Brussels, 31/07/2009 (Agence Europe) - On Friday 31 July, the European Commission authorised a German aid regime designed to save the assets of financial companies in order to stabilise the markets. The same day, the Commission issued a press release in which it welcomes the fact that the proposed mechanism is in line with Community rules.
"In particular, the mechanism provides ex-ante transparency and disclosure of impairments, valuation of the assets based on their real economic value, a burden sharing of the costs related to the operation and adequate remuneration", states the press release. Furthermore, the banks will only have a period of six months to declare the assets they wish to relieve. Limitations in time constitute an important criterion for State aid to financial companies to be approved. The Competition Commissioner Neelie Kroes said: "[the German regime] will contribute to maintaining market confidence. Yet, restructuring is likely to be necessary in a significant number of cases". The measure was notified by the German authorities on 5 May.

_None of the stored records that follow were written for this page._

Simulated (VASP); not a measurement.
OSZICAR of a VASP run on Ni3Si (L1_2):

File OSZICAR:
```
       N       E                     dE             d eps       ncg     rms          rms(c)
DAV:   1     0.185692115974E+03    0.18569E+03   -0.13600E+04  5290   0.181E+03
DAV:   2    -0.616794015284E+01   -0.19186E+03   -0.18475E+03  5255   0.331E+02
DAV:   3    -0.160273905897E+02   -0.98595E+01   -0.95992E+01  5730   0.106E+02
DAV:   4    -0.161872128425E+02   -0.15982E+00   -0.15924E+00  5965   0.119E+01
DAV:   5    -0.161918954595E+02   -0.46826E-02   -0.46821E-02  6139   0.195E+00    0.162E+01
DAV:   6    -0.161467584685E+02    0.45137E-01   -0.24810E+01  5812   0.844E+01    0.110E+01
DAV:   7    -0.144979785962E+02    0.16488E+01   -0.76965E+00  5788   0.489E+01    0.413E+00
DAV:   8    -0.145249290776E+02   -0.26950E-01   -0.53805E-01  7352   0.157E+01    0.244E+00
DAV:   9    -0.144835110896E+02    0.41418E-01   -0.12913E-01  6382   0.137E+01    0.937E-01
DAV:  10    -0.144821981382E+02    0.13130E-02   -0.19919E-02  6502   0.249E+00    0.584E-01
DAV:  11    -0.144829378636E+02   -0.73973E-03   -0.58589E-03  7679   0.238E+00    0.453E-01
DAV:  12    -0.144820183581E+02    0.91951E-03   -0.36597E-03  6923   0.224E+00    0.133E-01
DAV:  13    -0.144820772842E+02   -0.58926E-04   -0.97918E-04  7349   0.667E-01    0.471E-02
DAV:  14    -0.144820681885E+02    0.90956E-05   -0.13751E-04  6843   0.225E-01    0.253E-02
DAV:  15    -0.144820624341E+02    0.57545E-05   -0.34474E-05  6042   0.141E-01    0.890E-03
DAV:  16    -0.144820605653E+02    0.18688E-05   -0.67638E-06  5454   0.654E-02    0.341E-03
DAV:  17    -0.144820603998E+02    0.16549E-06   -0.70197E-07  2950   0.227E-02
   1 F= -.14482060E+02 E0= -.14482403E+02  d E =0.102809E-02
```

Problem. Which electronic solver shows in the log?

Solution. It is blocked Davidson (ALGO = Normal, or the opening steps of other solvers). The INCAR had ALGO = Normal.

Asset relief is basically a system whereby assets are exchanged for guaranteed bonds. In return, the beneficiary must agree to a strict calculation of their value, which will take account, amongst other things, of any unforeseen future losses. This valuation will determine the so-called "fundamental" value, which is necessarily below the real economic value at the time of the transfer. Independent experts will make this calculation, which is then confirmed by a supervisory authority, and the results of this published in the annual report of the beneficiary.
By this mechanism, the State undertakes to reimburse the difference between the transfer value and the "fundamental" value. The payments will be made in annual instalments; as the effect is similar to a capital injection, the beneficiaries will pay an annual fee in line with EU requirements. For any asset release to be carried out under this mechanism, Germany must provide the Commission with either a viability assessment or a restructuring plan. (C.D./trans.fl)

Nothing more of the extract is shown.